Researchers at Oxford University and Tokyo University of Science published separate studies on December 17 detailing advances in battery materials. The Tokyo team showed that sodium-ion batteries using hard-carbon electrodes can charge faster than conventional lithium-ion batteries. Oxford researchers developed electrolytes that retain ionic conductivity when shifting from liquid to solid states.
Professor Shinichi Komaba’s team at Tokyo University of Science used a “diluted electrode method” to assess hard-carbon charging limits. This approach mixes hard-carbon particles with electrochemically inactive aluminum oxide, which prevents ion traffic jams in dense electrodes during rapid charging. Cyclic voltammetry and electrochemical analysis revealed that sodium ions travel faster through hard carbon than lithium ions. The apparent diffusion coefficient, indicating ion mobility, proved higher for sodium in most cases.
“Our results quantitatively demonstrate that the charging speed of an SIB using an HC anode can attain faster rates than that of an LIB,” Komaba said. The study found sodium requires lower activation energy to form pseudo-metallic clusters in hard-carbon nanopores. This trait makes sodium insertion less temperature-sensitive. The research appeared in Chemical Science.
At Oxford University, Paul McGonigal and PhD student Juliet Barclay created cyclopropenium-based electrolytes. These materials challenge the idea that ion mobility drops sharply when liquids solidify. The team designed disc-shaped molecules with flexible side chains that self-assemble into columns upon solidification. This arrangement spreads positive charge over a flat core, avoiding negative ion entrapment and preserving a permeable structure for ion flow.
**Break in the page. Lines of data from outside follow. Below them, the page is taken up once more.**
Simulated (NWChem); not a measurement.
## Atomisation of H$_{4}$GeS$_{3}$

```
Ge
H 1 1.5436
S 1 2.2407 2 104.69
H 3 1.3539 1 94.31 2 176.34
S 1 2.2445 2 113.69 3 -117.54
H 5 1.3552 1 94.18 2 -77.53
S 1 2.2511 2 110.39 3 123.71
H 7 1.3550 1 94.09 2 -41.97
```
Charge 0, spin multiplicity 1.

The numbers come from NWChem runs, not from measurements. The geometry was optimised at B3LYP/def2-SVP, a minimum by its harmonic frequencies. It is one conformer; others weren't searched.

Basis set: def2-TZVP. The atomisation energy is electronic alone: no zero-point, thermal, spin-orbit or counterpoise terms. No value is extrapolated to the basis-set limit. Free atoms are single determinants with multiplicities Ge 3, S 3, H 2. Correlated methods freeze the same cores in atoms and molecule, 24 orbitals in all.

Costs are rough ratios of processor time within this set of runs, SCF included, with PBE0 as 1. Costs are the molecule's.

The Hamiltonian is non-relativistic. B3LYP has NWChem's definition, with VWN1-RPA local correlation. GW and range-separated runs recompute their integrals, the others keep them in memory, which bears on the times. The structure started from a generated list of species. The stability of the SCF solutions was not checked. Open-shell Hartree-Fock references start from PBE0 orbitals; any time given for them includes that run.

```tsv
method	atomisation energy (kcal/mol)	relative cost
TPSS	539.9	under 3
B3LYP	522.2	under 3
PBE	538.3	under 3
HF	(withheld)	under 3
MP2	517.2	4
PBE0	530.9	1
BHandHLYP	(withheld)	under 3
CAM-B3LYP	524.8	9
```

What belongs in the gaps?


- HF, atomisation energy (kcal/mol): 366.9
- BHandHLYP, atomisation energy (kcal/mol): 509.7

“We’ve demonstrated that it’s possible to engineer organic materials so that ion mobility does not freeze out when the material solidifies,” Barclay said. Tests in the study confirmed steady conductivity across liquid, liquid-crystal, and solid phases for different ion types. Published in Science, the work appeared on December 17.
The Tokyo findings highlight sodium-ion batteries’ potential for quicker charging with hard-carbon anodes. The Oxford electrolytes offer a path for safer batteries by allowing manufacturers to heat materials into liquid for assembly, then cool them into solids that reduce leakage and fire risks while sustaining performance.